The Ministry of Mines has come up with the draft Geo-heritage Sites and Geo-relics (Preservation and Maintenance) Bill.
Geo-heritage Sites and Geo-relics
Coming under the Ministry of Mines, the Geological Survey of India (GSI) was established in 1851 to investigate and assess coal and other mineral resources of the country through regional-level exploration.
Geo-relic– Any relic or material of a geological significance or interest like sediments, rocks, minerals, meteorite or fossils.
Geoheritage sites– The draft bill defines Geoheritage sites as sites containing
- Geo-relics and phenomena
- Stratigraphic type sections
- Geological structures
- Geomorphic landforms including caves, natural rock-sculptures of national and international interest
In India, there are 32 geo-heritage sitesspread across 13 states.
- Examples – Akal Fossil Wood Park in Jaisalmer, Rajasthan
- Volcanogenic bedded Barytes of Mangampeta, Andhra Pradesh
Role of GSI– The Geological Survey of India (GSI) will have the power to acquire geo-relics for its preservation and maintenance.
The GSI declares geo-heritage sites/ national geological monuments for protection and maintenance.
The GSI or the respective state governments take necessary measures to protect these sites.
Provision of the Geo-heritage Sites and Geo-relics Bill
Aim – Declaration, preservation, protection and maintenance of geo-heritage sites and geo-relics of national importance, for geological studies, education, research and awareness purposes.
Role of central government– The Bill’s provisions give the Director General of the Geological Survey of India (GSI), a subordinate body of the Ministry of Mines, the power to:
- declare sites as having ‘geo-heritage’ value
- take possession of relics (fossils, rocks) that rest in private hands
- prohibit construction 100 metres around such a site
Compensation– Compensation would be provided to the occupier of land who incurs loss or damage due to the exercise of any power under the Right to Fair Compensation and Transparency in Land Acquisition, Rehabilitation and Resettlement Act, 2013 (RFCTLARR Act).
Preservation – The Bill imposes a prohibition on construction, reconstruction, repair or renovation of any building within the geoheritage site area with certain exceptions.
Penalties – Penalties have been mentioned for destruction, removal, defacement or contravention of any direction issued by the Director General, GSI in the geo-heritage site.
The imprisonment may extend to 6 months or fine which may extend to Rs.5 lakh, or both and additional fine will be imposed for continuous contravention.
Absolute vesting of powers– There are concerns over the distribution of power as mentioned in the Bill.

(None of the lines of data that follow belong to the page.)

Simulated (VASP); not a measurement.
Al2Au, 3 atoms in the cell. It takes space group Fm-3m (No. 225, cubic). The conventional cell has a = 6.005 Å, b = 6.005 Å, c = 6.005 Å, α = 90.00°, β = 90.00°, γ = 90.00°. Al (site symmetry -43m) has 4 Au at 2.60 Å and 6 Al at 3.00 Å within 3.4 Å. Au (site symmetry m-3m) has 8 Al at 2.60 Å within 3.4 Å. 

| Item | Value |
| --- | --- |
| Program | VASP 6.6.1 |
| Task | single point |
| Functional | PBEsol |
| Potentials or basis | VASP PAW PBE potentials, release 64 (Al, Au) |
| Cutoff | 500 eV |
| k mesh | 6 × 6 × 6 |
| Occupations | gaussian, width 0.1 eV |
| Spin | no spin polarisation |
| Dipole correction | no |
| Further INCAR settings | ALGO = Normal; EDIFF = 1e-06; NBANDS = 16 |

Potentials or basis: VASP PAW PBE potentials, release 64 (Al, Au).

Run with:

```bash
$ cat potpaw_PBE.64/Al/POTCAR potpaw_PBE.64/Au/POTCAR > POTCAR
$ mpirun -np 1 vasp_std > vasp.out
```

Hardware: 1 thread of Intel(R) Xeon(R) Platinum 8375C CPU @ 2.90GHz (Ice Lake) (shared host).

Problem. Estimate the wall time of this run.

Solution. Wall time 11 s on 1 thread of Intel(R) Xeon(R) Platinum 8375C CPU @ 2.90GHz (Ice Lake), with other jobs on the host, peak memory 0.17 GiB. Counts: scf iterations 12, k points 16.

There is a fear that the absolute vesting of powers in the GSI alone may affect palaeontological research.
Experts demand a more inclusive body, on the lines of a National Geoheritage Authority, that can, more democratically, decide on declaring sites as being of ‘geohistorical’ importance.
Land acquisition issues – The issue of land acquisition for the purpose of safeguarding these sites could also lead to issues with local communities.